I have some of these constructions in my code:
from pyparsing import Char, srange
_non_ascii = Char(srange('[\x80-\U0010FFFF]'))
The generation of the ranges is extremely slow, taking 6-8 seconds (huh?) even with Python 3.12 on a relatively decent machine.
Why is this happening and what should I replace those with?
This is what the srange()
function looks like (taken from GitHub):
_charRange = Group(_singleChar + Suppress("-") + _singleChar)
_reBracketExpr = (
Literal("[")
+ Opt("^").set_results_name("negate")
+ Group(OneOrMore(_charRange | _singleChar)).set_results_name("body")
+ Literal("]")
)
def srange(s: str) -> str:
_expanded = (
lambda p: p
if not isinstance(p, ParseResults)
else "".join(chr(c) for c in range(ord(p[0]), ord(p[1]) + 1))
)
try:
return "".join(_expanded(part) for part in _reBracketExpr.parse_string(s).body)
except Exception as e:
return ""
As you (or I) can see, pyparsing
is parsing the argument using _reBracketExpr
, which is itself a pyparsing
expression, then pass the result of that to _expanded
. _expanded
will create a new string if p
is a ParseResult
(range) or return p
unchanged otherwise (single character). In the end, all those strings are joined, creating an even bigger string.
In your (or my) case, each Char(srange())
creates a 0x10FFFF
- 0x80
+ 1
= ~1.1m
character string. Fortunately, since there is only one element, that string is reused instead of joined to create the eventual result. But that's not it; not yet. Word
, which gets passed the string as Char
's superclass, is also doing something on its own:
class Word(Token):
def __init__(self, init_chars: str = "", ..., *, initChars: str = "", ...):
initChars = initChars or init_chars
...
# One full iteration
initChars_set = set(initChars)
...
self.initChars = initChars_set
# O(n log n) sorting, then another join
self.initCharsOrig = "".join(sorted(initChars_set))
...
# __or__() creates a new set, which requires another full iteration.

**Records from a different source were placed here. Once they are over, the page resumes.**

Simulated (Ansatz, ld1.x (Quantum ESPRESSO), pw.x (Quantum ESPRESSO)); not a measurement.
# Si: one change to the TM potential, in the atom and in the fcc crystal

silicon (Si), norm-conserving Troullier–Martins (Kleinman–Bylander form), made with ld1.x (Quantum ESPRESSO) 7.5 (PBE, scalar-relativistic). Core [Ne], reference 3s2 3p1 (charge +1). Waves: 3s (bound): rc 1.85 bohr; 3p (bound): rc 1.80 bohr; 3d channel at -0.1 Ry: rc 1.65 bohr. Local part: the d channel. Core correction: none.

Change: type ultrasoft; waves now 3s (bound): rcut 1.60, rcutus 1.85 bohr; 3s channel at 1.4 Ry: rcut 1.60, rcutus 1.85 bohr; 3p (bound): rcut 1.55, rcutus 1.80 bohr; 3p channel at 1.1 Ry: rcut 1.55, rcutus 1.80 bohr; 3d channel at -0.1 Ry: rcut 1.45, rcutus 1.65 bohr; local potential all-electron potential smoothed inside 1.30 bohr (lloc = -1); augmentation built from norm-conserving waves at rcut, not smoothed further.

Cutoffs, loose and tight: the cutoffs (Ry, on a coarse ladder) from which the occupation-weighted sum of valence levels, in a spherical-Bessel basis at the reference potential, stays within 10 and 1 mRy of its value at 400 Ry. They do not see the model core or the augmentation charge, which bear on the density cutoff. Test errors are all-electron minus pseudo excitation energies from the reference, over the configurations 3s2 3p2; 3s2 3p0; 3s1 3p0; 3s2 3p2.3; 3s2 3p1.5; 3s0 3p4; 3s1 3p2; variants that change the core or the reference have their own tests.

if " " not in (self.initChars | self.bodyChars):
if len(self.initChars) == 1:
...
else:
# New string, again.
# This function is slow too, explained below
re_leading_fragment = f"[{_collapse_string_to_ranges(self.initChars)}]"
if self.bodyChars == self.initChars:
...
else:
...
# Yet another new string
self.reString = f"{re_leading_fragment}{re_body_fragment}{repeat}"
...
self.re = re.compile(self.reString)
...
def _collapse_string_to_ranges(
s: Union[str, Iterable[str]], re_escape: bool = True
) -> str:
...
ret = []
# Haven't we been here before?
s = "".join(sorted(set(s)))
if len(s) > 3:
# Yet another full iteration
for _, chars in itertools.groupby(s, key=is_consecutive):
... # Itertools dark magic to append to ret.
# Mind you, list.append() is amortized O(1).
else:
...
return "".join(ret) # A third .join()
I removed unreachable sections not applicable to the specific problem at hand (no as_keyword
and such) but some of them also create new strings.
All in all, this is a lengthy and time-consuming process just to create a native re.Pattern
instance (anyone counted how many times it iterated the original 1.1m character string?). That said, I switched to Regex
which directly makes use of re
:
_any_char = Regex(r'[\x80-\U0010FFFF]') # With and without r are both fine.
No giant strings created, and is more or less the same what a normal Char
was doing.